Hubert Shutrick

The theorem in A conic in a triangle is really a theorem in projective geometry because the line at infinity can be replaced by any line that doesn't intersect the sides of the triangle. It can therefore be proved using homogeneous coordinates. The obvious choice is to use the given triangle ABC for the axes and by scaling the coordinates either the point P can be taken as (1,1,1) or the line can be assumed x + y + z = 0 but not both so we assume the latter and let P=(a,b,c) . There is conic through the points C_{a}B_{a}B_{c}A_{c}A_{b}C_{b} even if the chords do not intersect at P by Pascal's criterion so we concentrate on the second part where P is necessary.
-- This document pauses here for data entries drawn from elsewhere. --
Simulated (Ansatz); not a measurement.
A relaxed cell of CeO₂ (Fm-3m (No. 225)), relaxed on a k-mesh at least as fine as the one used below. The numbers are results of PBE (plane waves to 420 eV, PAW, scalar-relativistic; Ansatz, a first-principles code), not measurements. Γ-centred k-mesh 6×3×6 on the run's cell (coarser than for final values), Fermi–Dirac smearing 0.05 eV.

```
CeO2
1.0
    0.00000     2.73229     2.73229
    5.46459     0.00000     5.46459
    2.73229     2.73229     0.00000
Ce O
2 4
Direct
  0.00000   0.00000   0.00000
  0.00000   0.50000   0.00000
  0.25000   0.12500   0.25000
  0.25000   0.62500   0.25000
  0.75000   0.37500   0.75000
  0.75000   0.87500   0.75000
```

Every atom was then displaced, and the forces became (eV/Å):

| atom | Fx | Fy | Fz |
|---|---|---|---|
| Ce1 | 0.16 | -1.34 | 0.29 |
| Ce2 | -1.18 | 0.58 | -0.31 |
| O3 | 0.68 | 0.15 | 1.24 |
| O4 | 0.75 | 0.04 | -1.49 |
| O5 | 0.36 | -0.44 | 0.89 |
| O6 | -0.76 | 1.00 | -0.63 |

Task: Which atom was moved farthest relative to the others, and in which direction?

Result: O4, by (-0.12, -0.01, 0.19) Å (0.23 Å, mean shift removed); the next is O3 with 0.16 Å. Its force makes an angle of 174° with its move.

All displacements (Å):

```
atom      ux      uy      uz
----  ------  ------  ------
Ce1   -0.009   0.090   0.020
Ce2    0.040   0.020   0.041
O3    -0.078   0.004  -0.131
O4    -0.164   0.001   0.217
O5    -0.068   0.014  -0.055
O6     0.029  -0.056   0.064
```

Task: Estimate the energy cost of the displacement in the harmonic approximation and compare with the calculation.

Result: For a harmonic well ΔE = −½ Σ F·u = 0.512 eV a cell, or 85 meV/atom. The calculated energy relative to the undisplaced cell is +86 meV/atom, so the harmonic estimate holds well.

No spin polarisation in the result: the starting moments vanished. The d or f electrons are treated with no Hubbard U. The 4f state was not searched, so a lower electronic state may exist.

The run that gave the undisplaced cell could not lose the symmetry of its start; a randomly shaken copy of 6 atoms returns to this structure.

This proof was supplied by Gordon Walsh. Use a'=b+c, b'=c+a, c'=a+b to keep the expressions more compact. The coordinates of the vertices of the above hexagon are obtained by (0,b,b') = (a,b,c)-a(1,0,-1) etc. The point A_{a} has coordinates (-aa,a'b,a'c) = a'(0,c',c) - a(a,a',0) = a'(0,b,b') - a(a,0,a') and then we know B_{b} and C_{c} by symmetry. The lines BA_{a} and AB_{b} are

{x \over aa}+{z \over a'c} = 0, {y \over bb}+{z \over b'c} = 0

and therefore they intersect at (aab',bba',-a'b'c) . The intersections of the other pairs of opposite sides are similarly (aac',-a'bc',cca'),(-ab'c',bbc',-ccb'). To prove that there is a conic through AC_{c}BA_{a}CB_{b} , one shows that the determinant with the three points as rows is zero. We leave the calculation to the reader with the tip that abc can be taken out from the columns and it turns out that a'b'c' is also a factor.